The tax credit plan by Sen. Kamala Harris may be free money, but it’s certainly not the “socialism” that some critics claim. In fact, without a decent job, it would barely lift many California families out of poverty.
Under the proposal that Harris outlined last week, earning national attention, families could get a tax credit of as much as $500 a month or one lump sum of $6,000.
With some help on the math from the nonpartisan California Budget & Policy Center, here’s what the Harris tax credit would mean in real life for those who need it most. A family would have to earn at least $6,000 a year (the equivalent of working 10 hours a week at a minimum-wage job) to get the full credit of $500 a month.
Add up those benefits and earnings, and that’s $23,445 a year – below the official poverty line of $25,100. The Harris tax credit would boost that family above that line.
Or, considered another way, combine all of that with the $2,400 federal earned income tax credit and $2,032 state EITC that this family of four also would be eligible to receive, and the Harris plan would lift them above the supplemental poverty line, too. This cutoff accounts for the higher cost of living in most of California, especially for housing and health care.
These tax credits are all about rewarding work and making sure no full-time worker lives in poverty. That should be something people of all political persuasions should get behind.
The Harris plan is also good politics, as the senator tests the waters for a potential 2020 presidential run, including her first big trip to Iowa this week. She and other Democrats want to repeal and replace the irresponsible $1.5 trillion tax cut pushed through by President Donald Trump and Republicans in Congress last year.
That plan was mostly a giveaway to the rich and to corporations. Trump is revealing that truth by now promising at campaign rallies to pass a “very major tax cut” of about 10 percent to provide relief for the middle class. Wasn’t the earlier tax cut supposed to do that?
House Republicans, of course, are doubling down. In September, they passed a bill to make permanent the 2017 tax cuts for individuals and small businesses. That wouldn’t be good for many California taxpayers, and it would add another $545 billion to federal deficits over 10 years. That’s on top of the $1 trillion projected from last year’s tax cut.

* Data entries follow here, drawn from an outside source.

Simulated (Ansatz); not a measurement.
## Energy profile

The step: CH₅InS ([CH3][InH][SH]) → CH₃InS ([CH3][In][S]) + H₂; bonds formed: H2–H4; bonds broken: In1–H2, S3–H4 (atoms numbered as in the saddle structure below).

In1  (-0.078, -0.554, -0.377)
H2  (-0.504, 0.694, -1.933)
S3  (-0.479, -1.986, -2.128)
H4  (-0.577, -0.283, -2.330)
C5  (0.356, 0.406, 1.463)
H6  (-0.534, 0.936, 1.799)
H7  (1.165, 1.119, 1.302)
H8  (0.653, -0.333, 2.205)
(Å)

For a party that once cared about the deficit, Republicans are remarkably hypocritical. Fortunately, it doesn’t appear the Senate is going to go along with the House bill.
Making the 2017 tax cuts permanent also would lock in the $10,000 cap on the deduction for state and local taxes. More than a million California taxpayers claim more than the limit — an average of $18,517 in 2016. So on average, their taxable income will be about $8,500 higher, leading to $2,000 to $3,000 more in taxes owed. For many Californians, that’s more than any benefits from the tax cuts.
Replacing the Trump tax cuts with the Harris plan, or something like it, can’t come soon enough.